## September 10, 2003

### <abbr>, <acronym>, Accessibility & Automation

Nothing seems to sow more confusion among markup geeks than the proper usage of the <abbr> and <acronym> elements. Many discussions get sidetracked by the arcana of English grammar (“initialisms” versus “contractions” versus …) rather than focussing on the real issues. HTML is not English, and one should not confuse a discussion of the one with a discussion of the other. In HTML, these elements play two important roles:

1. Provide a definition of the term via the title attribute, as in
<acronym title="Friend Of A Friend">FOAF</acronym>
<abbr title="Cold Dark Matter">CDM</abbr>
In addition to helping out readers who may be unfamiliar with the term, this can be useful to Search Engines (by informing them that a page making frequent reference to “CDM” is actually related to pages talking about “Cold Dark Matter”).
2. Provide a cue to screenreaders (or other assistive technologies) as to whether the term should be pronounced or spelled-out. This might be made explicit in an aural stylesheet
abbr {speak:spell-out;}
acronym {speak:normal;}
or it might be implicit in the rules used by the screenreader.

If the only purpose were to provide a definition, there would be no point in having two distinct element which serve the same function. And, given that there are two elements, it wouldn’t much matter which one you used. On the other hand, if these two elements are to be treated differently by aural browsers, then, on Accessibility grounds, you should be mindful of using the right one in each case.

Which brings us to the next point. For the purpose of providing a definition, it suffices to mark up the first occurrence of an acronym or abbreviation on the page. It’s somewhat annoying to see a page littered with dotted underlines (indicating the presence of a tooltip giving the definition) on each and every occurrence of an abbreviation. Indeed, the WCAG says you only need to provide the definition at the first occurrence on the page.

But that’s not quite the same thing as saying you don’t have to mark up subsequent occurrences at all. Providing cues for screenreaders surely requires marking up all occurrences on the page. (I imagine that this might also help Search Engines, but that’s purely hypothetical.) The best way to achieve these varied goals is, the first time you use the abbreviation, to give its definition, <abbr title="Cold Dark Matter">CDM</abbr>, but on subsequent uses, to merely mark it up as <abbr>CDM</abbr>. This will satisfy the screenreaders, and can be hidden from visual browsers with code like

abbr, acronym {border:none;}
abbr[title], acronym[title] {border-bottom: 1px dotted black;}

Marking up all those abbreviations and acronyms by hand is pretty tedious. Which is why I recently installed the acronym plugin for MovableType. It uses a flat-file database, acronym.db to hold the definitions. It only supports the <acronym> element, but it is trivial to hack it to support <abbr> as well (with two separate databases, acronym.db and abbr.db). If you prefer the old behaviour, you can just put all your definitions in the acronym.db. Since it’s reasonably well-written, getting it to add a title to only the first instance of an acronym/abbreviation in each blog entry was also fairly straightforward. Once it’s installed, you activate it by adding the attribute, acronym="1", to any MT container tag (like <MTEntryBody>) and rebuild.

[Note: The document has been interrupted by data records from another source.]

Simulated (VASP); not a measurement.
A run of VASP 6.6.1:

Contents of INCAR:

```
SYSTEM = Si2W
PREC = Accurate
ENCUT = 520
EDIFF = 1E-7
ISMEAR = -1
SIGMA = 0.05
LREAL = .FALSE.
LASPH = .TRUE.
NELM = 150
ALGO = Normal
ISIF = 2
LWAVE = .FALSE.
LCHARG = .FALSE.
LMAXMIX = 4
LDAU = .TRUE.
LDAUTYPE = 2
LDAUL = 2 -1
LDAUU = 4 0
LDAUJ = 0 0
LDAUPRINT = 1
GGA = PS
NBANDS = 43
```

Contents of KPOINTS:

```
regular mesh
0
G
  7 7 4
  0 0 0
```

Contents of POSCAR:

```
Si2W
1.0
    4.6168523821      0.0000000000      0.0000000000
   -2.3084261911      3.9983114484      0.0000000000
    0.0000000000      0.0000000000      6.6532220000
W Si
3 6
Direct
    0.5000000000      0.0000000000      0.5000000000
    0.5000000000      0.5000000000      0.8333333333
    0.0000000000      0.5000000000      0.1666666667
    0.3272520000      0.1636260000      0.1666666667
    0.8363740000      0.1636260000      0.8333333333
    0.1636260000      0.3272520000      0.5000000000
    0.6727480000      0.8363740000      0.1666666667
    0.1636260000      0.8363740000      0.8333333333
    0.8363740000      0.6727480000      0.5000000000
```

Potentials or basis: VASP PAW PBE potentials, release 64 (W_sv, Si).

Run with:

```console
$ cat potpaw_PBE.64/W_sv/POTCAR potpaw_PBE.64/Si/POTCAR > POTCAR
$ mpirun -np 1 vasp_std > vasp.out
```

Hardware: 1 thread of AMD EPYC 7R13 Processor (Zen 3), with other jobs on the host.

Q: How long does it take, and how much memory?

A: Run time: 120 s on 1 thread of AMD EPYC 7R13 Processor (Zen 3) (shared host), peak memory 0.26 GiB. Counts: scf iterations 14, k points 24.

Anyway, here’s my patch to the acronym plugin (patch < acronym.pl.diff). You need to install the patched plugin and two data files, acronym.db and abbr.db (the latter can be empty, if you wish, but must exist), in your plugins directory.

One note of caution: the plugin is very fast because it doesn’t retokenize after each acronym/abbreviation substitution. This has an unfortunate side-effect. Don’t put other acronyms/abbreviations as part of the definition text in your database!

P.S.: Some people contend that, since Internet Explorer doesn’t understand the <abbr> element, you shouldn’t bother doing the right thing. There are two obvious responses: you could use a Javascript solution, or you could just not worry about it. Since it seemed to me that IE users need all the help they can get, I decided, in this case, to go the Javascript route. Besides, the idea of using crufty Javascript hacks to service a crufty browser seemed … only fitting.

Update (9/12/2003): I should have made an obvious point. If your page is sufficiently complicated and has multiple entry points, a visitor may not enter the page at the top, and hence might miss the definitions found there. In that case, it may not suffice to define each abbreviation once per “page.” It would be more usable to define it once per “section.” (You can see this on my blog’s main page, where each post is a separate section, vis-a-vis marking up abbreviations.) Also, you’ll notice that I haven’t enabled automated abbreviation markup for comments. Some people think that that’s a “service,” but if you leave a comment on one of my posts that says, “Jacques, I think you have succumbed to Steve Jobs’ infamous RDF.” I don’t think you are going to want that to be automatically marked up as “RDF.”

Update (10/29/2003): The patch has been updated to match version 0.5 of the plugin.

Update (12/20/2003): The patch has been updated to match version 0.6 of the plugin.

Update (2/13/2004): The patch has been updated to match version 0.7 of the plugin.

Update (5/28/2004): The patch has been updated to match version 1.0 of the plugin.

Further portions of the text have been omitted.